Dairy Crisis: Sanders sets sights on Dean for antitrust suit (Rutland Herald)
By Peter Hirschfeld, Vermont Press Bureau
Sen. Bernard Sanders took aim at the nation's largest buyer of fluid milk Wednesday as he blamed consolidation in the dairy-processing industry for depressing the prices paid to Vermont dairymen.
Sanders has asked the U.S. Department of Justice to investigate potential antitrust violations by Dean Foods, the Texas-based food-and-beverage company that buys about 70 percent of the fluid milk produced in New England.
Consolidation in the fluid-milk purchasing market, according to Sanders, is at least partially responsible for milk prices that have fallen well below the cost of production.
"If you're producing a product and by and large you have no choice but to sell that product to me, as opposed to a number of other people … where you going to go?" Sanders said. "That's why we have a concept called antitrust."

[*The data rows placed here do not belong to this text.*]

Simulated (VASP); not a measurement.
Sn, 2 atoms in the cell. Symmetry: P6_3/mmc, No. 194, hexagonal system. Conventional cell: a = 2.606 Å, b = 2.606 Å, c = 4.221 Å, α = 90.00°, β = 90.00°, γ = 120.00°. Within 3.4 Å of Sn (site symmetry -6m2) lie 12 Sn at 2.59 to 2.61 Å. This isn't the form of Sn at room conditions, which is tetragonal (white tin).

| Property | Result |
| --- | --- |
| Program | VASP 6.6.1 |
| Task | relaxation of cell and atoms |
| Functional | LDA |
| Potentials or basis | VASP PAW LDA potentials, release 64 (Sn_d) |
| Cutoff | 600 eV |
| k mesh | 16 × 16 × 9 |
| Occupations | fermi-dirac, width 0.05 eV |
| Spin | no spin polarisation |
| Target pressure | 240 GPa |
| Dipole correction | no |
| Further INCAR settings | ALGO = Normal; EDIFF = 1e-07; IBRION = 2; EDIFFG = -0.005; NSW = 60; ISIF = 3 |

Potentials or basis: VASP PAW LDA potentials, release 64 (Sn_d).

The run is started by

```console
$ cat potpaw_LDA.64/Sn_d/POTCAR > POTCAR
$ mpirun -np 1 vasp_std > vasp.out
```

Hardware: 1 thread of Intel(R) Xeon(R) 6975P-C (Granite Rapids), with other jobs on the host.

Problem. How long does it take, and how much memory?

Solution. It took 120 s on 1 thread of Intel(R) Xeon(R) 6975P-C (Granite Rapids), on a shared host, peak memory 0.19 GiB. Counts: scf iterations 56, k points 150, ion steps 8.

Since the beginning of 2009, farmers in Vermont have endured some of the lowest milk prices in decades. Ryegate farmer and Sanders staffer Jenny Nelson said farmers are losing about $100 per cow per month. The crisis – by all accounts the worst ever to hit the dairy industry – has already seen at least 32 Vermont farms go under this year. The 1,046 that remain, Sanders said, will suffer a similar fate without immediate federal intervention.
While Vermont farmers struggle to stay afloat, Sanders said, Dean Foods has recorded massive profits. The company made $76.2 million in the first quarter of 2009, according to Sanders, a 147-percent increase from the same time period a year earlier.
"I don't think it takes Sherlock Holmes to see a connection between the two," Sanders said.
Dean Foods spokesman Alex Wendel said the U.S. Department of Agriculture largely sets the price of milk and that supply and demand is contributing to the low price.
Vermont Secretary of Agriculture Roger Allbee said Wednesday that buyer-consolidation has long been a concern among members of the Vermont Milk Commission.
"The fact is their earnings are highest when farmers' earnings are lowest," Allbee said. "The consolidation taking place on the processing side of fluid milk … primarily means there's not much competition from many buyers."
Sanders said dismantling corporate monopolies is a longer-term effort that won't solve farmers' immediate fiscal troubles. In a meeting with U.S. Secretary of Agriculture Tom Vilsack on Wednesday, Sanders sought shorter-term relief in the form of new federal subsidies, an increase in the federally set base price for milk, and unloading surplus dairy reserves into nutrition and export programs.
Increasing payments to farmers via the Milk Income Loss Contract, Sanders said, is the "shortest and easiest" solution to the current problem. The effort however faces a tough fight in Congress.
"This is tough stuff politically, because family farmers are becoming a smaller and smaller part of the overall population and we don't necessarily have the political support we would like," he said.